People tend to be drawn towards clean design because every element, be it a webpage, component, poster or app shows its purpose instantly. People don’t have to guess what their next action is because the thing they’re looking at is telling them without them really realising. It does the thinking for them. Clean design often deliberately obfuscates something to give more necessary information more prominence which helps guide people where they need to go without obvious visual cues. There are three main ways of doing this using basic elements of design. Colour, Space and Typography.

1. Only use three colours

In interior design there is a 60/30/10 rule. It’s pretty simple to understand - When you’re designing a room, make one colour (or texture) 60% of the room, make another colour 30% and the final colour 10%. It’s a nice way to inject colour into a room without it becoming messy or kitsch.

The same rule applies to design, but I like to tweak the ratios slightly to 70/20/10. Usually in my designs, 70% of the design will be either black or white. I usually gravitate towards black because I find websites often look incomplete if they’re white and minimal and the minimalism isn’t done correctly - it looks like the page is unfinished. The next 20% of my website will be white or a shade of grey. This is usually content like text or logos. Pick a shade that contrasts nicely with your 70% colour.

Finally, add your accent colour. This can be anything you like, but I’d recommend looking into colour psychology, especially if you’re trying to send a message with this colour. Banks usually want to be blue, eco startups green and so on. On this website I’ve used reds, oranges and yellows. I’ve tried to make it so that at any time on my website, you’ll only view one of these colours at once, to keep in with the 70/20/10 rule.
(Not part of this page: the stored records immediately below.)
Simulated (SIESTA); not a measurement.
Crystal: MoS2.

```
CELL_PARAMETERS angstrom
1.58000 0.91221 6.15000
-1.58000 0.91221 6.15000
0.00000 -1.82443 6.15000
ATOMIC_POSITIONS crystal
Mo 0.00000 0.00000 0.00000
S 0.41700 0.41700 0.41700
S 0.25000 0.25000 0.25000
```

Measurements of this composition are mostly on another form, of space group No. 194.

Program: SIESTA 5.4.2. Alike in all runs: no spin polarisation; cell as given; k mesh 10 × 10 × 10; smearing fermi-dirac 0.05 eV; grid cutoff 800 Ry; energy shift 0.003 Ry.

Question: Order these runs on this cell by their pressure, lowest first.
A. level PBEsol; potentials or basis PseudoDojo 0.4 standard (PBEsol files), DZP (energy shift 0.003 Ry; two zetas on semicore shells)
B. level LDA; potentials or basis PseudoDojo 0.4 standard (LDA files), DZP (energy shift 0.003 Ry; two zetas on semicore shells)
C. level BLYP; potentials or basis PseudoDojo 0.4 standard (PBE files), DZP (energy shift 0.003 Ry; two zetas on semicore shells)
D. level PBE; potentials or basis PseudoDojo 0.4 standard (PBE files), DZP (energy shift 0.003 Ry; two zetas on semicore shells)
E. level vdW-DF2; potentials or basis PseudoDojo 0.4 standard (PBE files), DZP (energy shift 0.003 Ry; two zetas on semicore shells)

Like any rule, the 70/20/10 rule can be broken. If you want your 70% of your website to be blue, with green text and black highlights, go for it! Just try and keep those ratios and your design will look coherent. The more colours you add, the more the brain has to interpret.

2. Use more space.

Theres a reason I say way more. One of the the things that improved my visual design skills was when I realised that space is what makes individual elements look good. This is one of the major flaws I see with a lot of intermediate designers. If your design looks weird and you can quite figure out why, increase the space above and below each element by double, or triple.

Think about it this way. When you’re reading a story, paragraphs make it much easier to anticipate how much you’re going to read. If you’re greeted with a wall of text, you’re more likely not to read it because it looks intimidating, and it’s much harder to find a particular point because everything is so close together. Design is the same. Use much more space than you think you’ll need and you’ll start to see your design elements as small groups of components, which you can then make cleaner using…

3. Cognitive Load Points

Okay, I haven’t really seen this concept explained anywhere, so I made up a name for it and hopefully it’ll catch on so I can patent it, retire and live off the cushy payments of the design conference scene. Cognitive load points, also known as CLP (from now on) are the number of points in a design that a brain has to take in, which adds to your cognitive load. The aim of reducing CLP is to make everything as square as possible. A square or a rectangle are much more more clean than a multi angled polygon. Reducing CLP is the secret sauce of creating a clean design, and I’ll share with you a couple of quick ways to do it.

The first way is to make any small headings, like tables, nav bars or menu items very small (just big enough to read) and the capitalise them and set their letter-spacing to about 130% (obviously this depends on the typeface you’re using) This greatly reduces CLP and your brain will interpret this as a much cleaner design.

The next is to try and make the different elements on your page line up vertically with each other as much as possible. Basically make each element align to a grid. Every extra edge you add is effectively adding a CLP. It’s kinda difficult to explain, so here’s a picture of what I mean:

Finally, another easy way to make your design flow in the way you want it to is to highly what you want the user to see first and reduce the impact of the other elements. We can use the previous image and add some elements to it as an example. In the first screen, everything is yelling at you because it all has the same visual weight because it’s all solid white. Knock back that paragraph and author title and you’ve instantly made your design cleaner. Always consider your audience when doing this because it might become unreadable or not AA compliant.

So there you go. Three super easy ways to make your design cleaner. Only use three colours with the 70/20/10 rule. Double or triple the space around the elements on your design, which will help the grouping stand out more, then decrease the Cognitive Load Points.